A Change in Our Poll: We’re Keeping Respondents Who Drop Off the Call

Credit…Taylor Johnson for The New York Times

On Saturday, we’re releasing the results of the latest New York Times/Siena College national poll, including what voters think about the candidates, the election, and how voters feel about the state of the country.

This time, we’re making a modest methodological change that we wanted to tell you about in advance: We’re keeping respondents who started our survey but then “dropped off” before the end of the interview.

It’s a bit wonky (6/10, I’d say), but hopefully helpful for those following our polls closely. It does move our results, albeit by only a percentage point.

What’s a drop-off?

Here’s the basic problem: The interviews for our national surveys are conducted by phone (mostly cellphones), and they take about 15 minutes to complete. About 15 percent of the respondents who tell us how they’ll vote in a coming election decide to stop taking the survey — politely or not — before answering all our questions.

We’ve been calling these respondents “drop-offs.”

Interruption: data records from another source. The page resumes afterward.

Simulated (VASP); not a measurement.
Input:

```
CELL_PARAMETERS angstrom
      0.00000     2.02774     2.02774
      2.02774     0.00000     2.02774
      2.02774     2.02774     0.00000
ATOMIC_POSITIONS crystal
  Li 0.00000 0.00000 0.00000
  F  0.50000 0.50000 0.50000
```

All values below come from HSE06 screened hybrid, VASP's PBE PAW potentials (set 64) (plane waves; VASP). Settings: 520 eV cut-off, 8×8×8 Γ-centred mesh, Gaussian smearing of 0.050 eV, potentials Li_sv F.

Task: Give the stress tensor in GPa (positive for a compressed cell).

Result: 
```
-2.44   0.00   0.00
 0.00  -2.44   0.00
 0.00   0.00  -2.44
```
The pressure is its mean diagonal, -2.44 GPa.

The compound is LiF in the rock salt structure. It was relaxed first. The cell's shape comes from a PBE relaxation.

Careful readers of this newsletter know we’ve been interested in “drop-off” respondents since our Wisconsin experiment in 2022. The “drop-offs” are less likely to vote, less likely to have a college degree, younger and more diverse.

These are exactly the kind of respondents whom pollsters already struggle to get to take polls, making it all the more frustrating that we lose a disproportionate number of them while a survey is underway.